Mary Butts

Writer

  • Born: December 13, 1890
  • Birthplace: Poole, Dorset, England
  • Died: March 5, 1937
  • Place of death: Cornwall, England

Biography

Mary Butts, the daughter of Frederick John Butts, a retired sea captain, and Mary Jane Briggs Butts was born on December 13, 1890, in Poole, Dorset, England. She spent her childhood at Salterns, her family’s country estate, where she communed with the natural world. Her great-grandfather, Captain Thomas Butts, had been a patron of William Blake, the artist and poet, and the family residence housed a collection of Blake’s artwork. This artwork influenced the artistic vision of Butts, who often explored the supernatural in her writing. Intellectually, she was shaped by the influence of her father, who grounded her in the classics and inspired a sense of independent thought. In contrast, her mother promoted a conventional Victorian role for her, producing a lifelong family conflict.

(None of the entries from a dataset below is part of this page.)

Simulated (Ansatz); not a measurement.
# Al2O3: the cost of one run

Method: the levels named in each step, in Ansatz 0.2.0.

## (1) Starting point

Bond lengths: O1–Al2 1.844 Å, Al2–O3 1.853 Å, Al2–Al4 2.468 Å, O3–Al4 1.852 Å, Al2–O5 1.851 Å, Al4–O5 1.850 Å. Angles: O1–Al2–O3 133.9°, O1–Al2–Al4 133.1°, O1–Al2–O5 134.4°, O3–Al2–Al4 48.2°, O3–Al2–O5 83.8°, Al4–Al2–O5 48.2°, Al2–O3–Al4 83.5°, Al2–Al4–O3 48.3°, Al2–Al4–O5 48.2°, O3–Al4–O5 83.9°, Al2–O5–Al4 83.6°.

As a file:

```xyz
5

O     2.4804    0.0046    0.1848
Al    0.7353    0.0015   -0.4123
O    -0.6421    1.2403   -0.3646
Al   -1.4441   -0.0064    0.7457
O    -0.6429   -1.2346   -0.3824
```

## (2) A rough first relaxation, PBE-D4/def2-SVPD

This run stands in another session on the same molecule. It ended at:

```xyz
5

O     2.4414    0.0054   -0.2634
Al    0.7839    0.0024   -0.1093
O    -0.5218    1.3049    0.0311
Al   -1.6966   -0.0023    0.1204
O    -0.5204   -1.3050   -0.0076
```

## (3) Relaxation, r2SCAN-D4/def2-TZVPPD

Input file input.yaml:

Butts’s father died when she was fourteen; shortly after, she attended boarding school at St. Leonard School for Girls in Scotland. Her first publications appeared in 1906 in The Outlook and included a sonnet, “The Heavenward Side,” and an essay, “The Poetry of Hymns.” She continued writing poetry while attending Westfield College in London from 1909 through 1912, then transferred to the London School of Economics, where she received a social science certificate in 1914.

In 1918, Butts married John Rodker, a publisher and a poet. Their daughter, Camilla, was born November 7, 1920, and the couple soon after divorced following Rodker’s discovery of Butts’s extramarital affair with Cecile Maitland, a critic of author James Joyce. With her daughter in the care of an aunt, Butts began publishing short stories and lived a bohemian existence with Maitland in London and Paris until 1925, when they separated. The following year, her first novel, Ashe of Rings, part war story, part fairy tale, was published. Her second novel, Armed with Madness, published in 1928, is a modern retelling of the quest for the Holy Grail.

Suffering from depression, Butts lived briefly with her mother in 1930 before marrying the artist Gabriel Aitken. In 1932, “Corfe,” a poem about a castle, appeared in An “Objectivists” Anthology. The poem is representative of Butts’s body of work in its concerns with history, time, and the natural world. In 1932, Butts and Aitken moved to Sennen Cove in Cornwall, but they separated the following year. Butts’s autobiography, The Crystal Cabinet: My Childhood at Salterns, which focuses on her early years, was published in 1937. The book’s title is from a Blake poem. Butts died in 1937 in Cornwall from complications of an ulcer.

Butts shares many of the sensibilities of other modernist writers, such as Wallace Stevens, T.S. Eliot, James Joyce, D.H. Lawrence, and H.D. She produced poetry, short stories, novels, pamphlets, reviews, and an autobiography. Much of her out-of-print work was republished during the 1990’s in an effort to reclaim the work of unacknowledged women writers.